Just the Right Word

Holidays & Special Events - Part 24

Sermon Image
Speaker

Nick Lauer

Date
Dec. 24, 2019
Time
10:30

Transcription

Disclaimer: this is an automatically generated machine transcription - there may be small errors or mistranscriptions. Please refer to the original audio if you are in any doubt.

[0:00] Well, good evening. Let me invite you to turn once again in the Pew Bibles, this time to John chapter 1, verses 1 through 18.

[0:13] That's page 833 in the Bible in front of you. John chapter 1, we're going to look at verses 1 through 18. Let me read the Gospel of John for us.

[0:52] And the life was the light of men. The light shines in the darkness, and the darkness has not overcome it. There was a man sent from God whose name was John.

[1:03] He came as a witness to bear witness about the light that all might believe through him. He was not the light, but came to bear witness about the light. The true light, which gives light to everyone, was coming into the world.

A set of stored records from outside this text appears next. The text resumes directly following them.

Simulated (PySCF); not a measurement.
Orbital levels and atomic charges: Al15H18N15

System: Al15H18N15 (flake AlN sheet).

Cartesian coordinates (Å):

[1:17] He was in the world, and the world was made through him. Yet, the world did not know him. He came to his own, and his own people did not receive him.

[1:29] But to all who did receive him, who believed in his name, he gave the right to become children of God, who were born not of blood, nor of the will of the flesh, nor of the will of man, but of God.

[1:44] And the Word became flesh and dwelt among us. And we have seen his glory, glory as of the only Son from the Father, full of grace and truth.

[1:56] John bore witness about him and cried out, This was he of whom I said, He who comes after me ranks before me, because he was before me. For from his fullness we have all received grace upon grace.

[2:11] For the law was given through Moses. Grace and truth came through Jesus Christ. No one has ever seen God.

[2:23] The only God who is at the Father's side, he has made him known. One of the great struggles of any writer or any speaker is to find just the right word to get across to your audience what you want them to feel and know.

[2:43] Mark Twain once said, The difference between the almost right word and the right word is a really large matter. Tis the difference between the lightning bug and the lightning.

[2:55] Maybe you can relate. Have you ever struggled to find just the right word? Whether composing a tricky email at work or having an awkward conversation with a family member?

[3:12] We get a lot of those around this time of year, don't we? Or maybe writing a note of thanks to your friend. How do you capture what's in your mind and heart and really get it across?

[3:22] It can be tough. Often, we hope for the lightning but end up with little more than lightning bugs. Well, the Gospel of John begins by telling us about a word.

[3:38] But this word, at long last, is the right word. The word that brings life and light. For this word is the word that does something that no other word has been able to do.

[3:57] This is the word that makes God known. Look again at verse 18 if you have it open. At first, John in verse 18 sounds like a good skeptic.

[4:10] No one has ever seen God, he says. God, after all, is God. And if God is God, the infinite creator of all things, we shouldn't just expect to see him around like some other object, right?

[4:30] Like we see a chair at Ikea. Imagine a play by Shakespeare. You know, no matter how long Hamlet searches and searches in his literary Denmark, he's never going to meet Shakespeare.

[4:47] He's never going to run across Shakespeare in his play like he meets Rosencrantz or Guildenstern. And so, John says, it's the same with God.

[4:57] No one has ever seen God. And when you think about it, at the same time, that hasn't stopped human beings from talking a lot about God, has it?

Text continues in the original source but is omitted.